RandLoRA: Full-Rank Parameter-Efficient Fine-Tuning of Large Models

RandLoRA introduces a novel parameter-efficient fine-tuning method that achieves full-rank updates by learning linear combinations of low-rank random matrices, overcoming some limitations of standard Low-Rank Adaptation (LoRA).

This repository contains the official code for RandLoRA, including an unofficial integration with the Hugging Face PEFT and Transformers libraries.

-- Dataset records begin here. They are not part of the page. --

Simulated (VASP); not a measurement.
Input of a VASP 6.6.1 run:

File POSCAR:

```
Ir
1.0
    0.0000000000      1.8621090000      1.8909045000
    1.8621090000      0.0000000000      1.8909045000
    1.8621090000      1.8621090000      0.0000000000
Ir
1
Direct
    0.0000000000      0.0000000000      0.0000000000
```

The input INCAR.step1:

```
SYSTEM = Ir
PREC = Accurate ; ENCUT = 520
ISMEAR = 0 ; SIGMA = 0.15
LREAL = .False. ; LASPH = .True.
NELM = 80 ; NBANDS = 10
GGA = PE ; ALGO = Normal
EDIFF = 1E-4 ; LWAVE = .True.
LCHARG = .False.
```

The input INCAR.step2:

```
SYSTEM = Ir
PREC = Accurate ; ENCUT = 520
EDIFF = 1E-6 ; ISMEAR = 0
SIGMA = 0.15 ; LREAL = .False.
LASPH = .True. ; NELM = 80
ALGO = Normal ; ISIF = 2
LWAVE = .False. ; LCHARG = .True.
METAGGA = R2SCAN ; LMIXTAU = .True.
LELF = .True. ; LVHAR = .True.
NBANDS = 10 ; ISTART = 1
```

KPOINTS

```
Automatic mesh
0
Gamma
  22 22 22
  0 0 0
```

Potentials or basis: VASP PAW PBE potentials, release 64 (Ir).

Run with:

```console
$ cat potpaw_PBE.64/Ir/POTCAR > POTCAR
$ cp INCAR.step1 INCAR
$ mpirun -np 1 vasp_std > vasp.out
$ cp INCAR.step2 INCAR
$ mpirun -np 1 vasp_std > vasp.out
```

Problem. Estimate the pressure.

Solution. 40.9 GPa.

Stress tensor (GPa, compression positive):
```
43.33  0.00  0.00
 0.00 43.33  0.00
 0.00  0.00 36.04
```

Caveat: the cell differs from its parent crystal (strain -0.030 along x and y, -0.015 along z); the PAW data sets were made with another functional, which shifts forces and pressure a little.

Read the preprint to learn more about RandLoRA: Preprint and play around with the code

Abstract

Low-Rank Adaptation (LoRA) and its variants have shown impressive results in reducing the number of trainable parameters and memory requirements of large transformer networks while maintaining fine-tuning performance. However, the low-rank nature of the weight update inherently limits the representation power of the fine-tuned model, potentially compromising performance on complex tasks. This raises a critical question: when a performance gap between LoRA and standard fine-tuning is observed, is it due to the reduced number of trainable parameters or the rank deficiency? This paper aims to answer this question by introducing RandLoRA, a parameter-efficient method that performs full-rank updates using a learned linear combinations of low-rank, non-trainable random matrices. Our method limits the number of trainable parameters by restricting optimization to diagonal scaling matrices applied to the fixed random matrices. This allows us to effectively overcome low-rank limitations while maintaining low parameter count and memory usage during training. Through extensive experimentation across vision, language, and vision-language benchmarks, we systematically evaluate the limitations of LoRA and existing random basis methods. Our findings reveal that full-rank updates are beneficial across vision and language tasks separately, but especially so for vision-language tasks, where RandLoRA significantly reduces—and sometimes eliminates—the performance gap between standard finetuning and LoRA, demonstrating its efficacy.

Quickstart

Clone: git clone https://github.com/PaulAlbert31/RandLoRA.git && cd RandLoRA
Environment: conda create -n randlora_peft python=3.12 && conda activate randlora_peft
PyTorch: See pytorch.org for your CUDA version, example: conda install pytorch torchvision torchaudio pytorch-cuda=11.8 -c pytorch -c nvidia (adjust as needed)
Dependencies: pip install transformers accelerate

Usage Examples

Here's a basic example of how you might use RandLoRA's PEFT integration:


import sys
import os
import torch

# --- Quick Start with RandLoRA ---

# 1. **Setup:** Ensure 'peft' and 'transformers' are accessible. Adjust paths if needed for local versions.
sys.path.append(os.path.join(os.getcwd(), "peft/src/"))
from peft import RandLoraConfig, get_peft_model, prepare_model_for_kbit_training
sys.path.append(os.path.join(os.getcwd(), "transformers"))
from transformers import AutoModelForCausalLM

# 2. **Configuration:** Define RandLoRA parameters and the base model.
seed = 1
rank = 30
load_4bit = False
base_model = 'meta-llama/Meta-Llama-3-8B'

config = RandLoraConfig(
    r=rank,
    randlora_alpha=2*rank,
    randlora_dropout=0.05,
    target_modules=["q_proj", "k_proj", "v_proj", "up_proj", "down_proj"],
    bias="none",
    task_type="CAUSAL_LM",
    projection_prng_key=int(torch.exp(torch.tensor(seed))*3.1415*1000),
)

# 3. **Load Model:** Load the base model, optionally in 4-bit.
model = AutoModelForCausalLM.from_pretrained(
    base_model,
    load_in_4bit=load_4bit,
    torch_dtype=torch.float16,
    trust_remote_code=True,
)

# 4. **Prepare for 4-bit (Optional):** If using 4-bit, prepare for training.
if load_4bit:
    model = prepare_model_for_kbit_training(model)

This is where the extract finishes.